When He gives us the orange, it’s true He wants us to enjoy the orange. But there’s a bigger gift: The greatest benefit that we can gain in this world is the benefit of learning who Hashem is. That’s the greatest goodness there is. There’s no bigger benefit a man can learn in this world than emunah to believe and understand who Hashem is. – A Happy World (#371)
A person can’t be a truly frum Jew if he hates another frum Jew. Such a person inevitably starts looking for faults in his fellow Jews. That leads to thinking that frum Jews are no good in general, resulting in the seeds of apikorsus (heresy) being planted in his mind... A person who harbors ill-will towards people who serve Hashem should know that he himself is not really a frum Jew. — Ohr Avigdor Hakdama
Let’s say in Madison Square Garden they erect a huge stage, and they spend millions on the scenery and the lights, and a lot of people come to look. They're watching and waiting. And then the curtains are drawn, and they're waiting for the main character to step out on the stage. But at that time he's sitting somewhere in a bar,or he's home and he's sleeping. It’s all a waste.

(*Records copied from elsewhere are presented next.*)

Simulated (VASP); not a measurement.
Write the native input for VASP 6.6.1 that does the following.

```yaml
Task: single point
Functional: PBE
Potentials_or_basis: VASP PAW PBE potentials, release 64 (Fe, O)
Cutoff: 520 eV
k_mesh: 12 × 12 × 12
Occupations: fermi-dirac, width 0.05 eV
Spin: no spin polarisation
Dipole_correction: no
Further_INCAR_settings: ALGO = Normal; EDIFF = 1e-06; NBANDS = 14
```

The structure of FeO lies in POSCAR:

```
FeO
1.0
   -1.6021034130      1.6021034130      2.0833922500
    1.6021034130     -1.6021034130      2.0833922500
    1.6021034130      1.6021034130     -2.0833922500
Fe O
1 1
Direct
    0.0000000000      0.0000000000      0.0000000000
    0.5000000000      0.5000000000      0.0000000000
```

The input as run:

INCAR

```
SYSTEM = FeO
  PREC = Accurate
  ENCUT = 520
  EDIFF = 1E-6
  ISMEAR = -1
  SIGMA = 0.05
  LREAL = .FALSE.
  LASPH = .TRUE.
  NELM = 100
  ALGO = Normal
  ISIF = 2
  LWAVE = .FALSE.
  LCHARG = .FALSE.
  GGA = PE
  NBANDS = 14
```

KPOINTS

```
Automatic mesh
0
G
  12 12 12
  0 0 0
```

This great universe is the stage where each one of us is the main actor. Don’t be confused by the thought that there are others, too. It’s for everyone individually. The entire universe: that’s your opportunity. — Foundation and Root (#228)
The eved Ivri should correctly be called eved Yisraeli, for in the language of the Jews the word Ivri is never used except when speaking to non-Jews. But the Israelite bondsman is called by the name that the Egyptians called our fathers in Egypt. Thus the eved Ivri is used by the Torah to commemorate the bondage of Israel in Egypt, and the Torah treatment of the “Hebrew slave” is a parallel demonstration of Hashem’s Compassion upon His people in Egypt. — A Nation is Born
If a man has no kavod at all, then no matter how pious he is you cannot trust him. When the Holy texts tell you to avoid kavod, it means you shouldn’t run after it. But everybody should have respect for kavod. That’s what we call self-respect. — Perils of Humility (#12)
Just as a man is dependent on the Creator to manage his affairs, so should a man consider himself responsible for the happiness and success of his wife and children, as if his house were the Universe and he (so to speak) were the Creator. That is the immense opportunity for achievement which a home offers, and that is the enormous responsibility which rests on the parent to make his home successful. — Awake, My Glory
When talking to your children, have the habit of praising tzadikim, the local Rabbis, the batai medrashim (study halls). Speak about fine frum Jews, how sweet it is to daven maariv, to learn Gemara. Hashem is happy when He sees people doing that. -- Five Minutes a Day
We must speak of Hashem’s love more than anything else. When people get together and talk about where they’ve traveled, or what kind of car or furniture they’ve bought, they’re wasting their emotions. These feelings of enthusiasm are given only for one purpose — “nagilah v’nismicha bach” (Shir Hashirim 1:4): to love Hashem and come as close as possible to Him. — Most Beautiful Nation
"Vayishma Yisro — Yisro hearkened" and he came. What did he hear? He heard what Hashem did to Egypt... Even though he knew that the Am Yisrael was the chosen nation, but what that meant he couldn’t appreciate until he heard of what had happened to Paroah...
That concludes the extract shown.